The film discusses the ideological framework of marriage in Islam on one hand, and interrogates the idea of sexuality and the male gaze in cinema on the other. The filmmaker herself begins a journey of sexual exploration and self-agency. It is only through the generational lens of her grandmother and mother’s opposing views that she begins to unpack her sexuality and autonomy.

It is not a documentary on Islam, but rather – Muslim women and their existence in the world.

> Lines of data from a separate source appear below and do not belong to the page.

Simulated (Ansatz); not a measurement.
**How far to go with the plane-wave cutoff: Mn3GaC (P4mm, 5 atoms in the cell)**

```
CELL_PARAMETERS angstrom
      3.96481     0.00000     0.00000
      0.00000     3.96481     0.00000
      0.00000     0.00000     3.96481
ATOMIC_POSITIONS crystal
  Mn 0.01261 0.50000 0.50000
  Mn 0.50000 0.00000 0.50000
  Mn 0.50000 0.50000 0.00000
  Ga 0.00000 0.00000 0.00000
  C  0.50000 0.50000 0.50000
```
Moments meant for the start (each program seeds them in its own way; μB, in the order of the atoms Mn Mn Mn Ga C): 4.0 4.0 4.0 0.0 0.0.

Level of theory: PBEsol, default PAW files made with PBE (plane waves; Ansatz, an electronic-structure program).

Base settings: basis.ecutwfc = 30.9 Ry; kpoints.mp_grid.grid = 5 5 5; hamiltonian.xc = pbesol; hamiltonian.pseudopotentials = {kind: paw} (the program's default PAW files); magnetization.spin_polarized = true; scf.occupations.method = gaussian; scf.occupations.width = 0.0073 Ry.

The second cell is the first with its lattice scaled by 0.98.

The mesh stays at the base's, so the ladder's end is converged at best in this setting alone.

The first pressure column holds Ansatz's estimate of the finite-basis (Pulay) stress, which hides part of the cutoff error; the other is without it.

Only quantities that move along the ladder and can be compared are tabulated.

This is a personal self-reflexive experimental documentary. Muslim women are raised with little understanding about their bodies and often times excluded from sexual education as a result of their parent’s fears of exposure at an early age. But this documentary’s themes of touching, intimacy, sex, taboo and gender expectations of the Muslim women are threaded throughout. More importantly, it is a reclamation of one’s feminine side–at the heart of the film is the revelation that the Muslim female body exists within space, and it contains an identity and a movement of pleasure. It envokes questioning and paradoxes of self. It is not a documentary on Islam, but rather on Muslim women and their existence.


 

Shameelah Khan has completed two postgraduate honor degrees from The University of Witwatersrand in Film, Visual and Performing Arts and the second in Creative Writing. She then continued her education and attained an undergrad degree in Psychology. Recently, Shameelah took up Islamic sciences and female studies at the Lady Aisha College in Cape Town.

Currently, she is the co-director of an online arts magazine called Odd and a production course administrator and lecturer at AFDA, Johannesburg.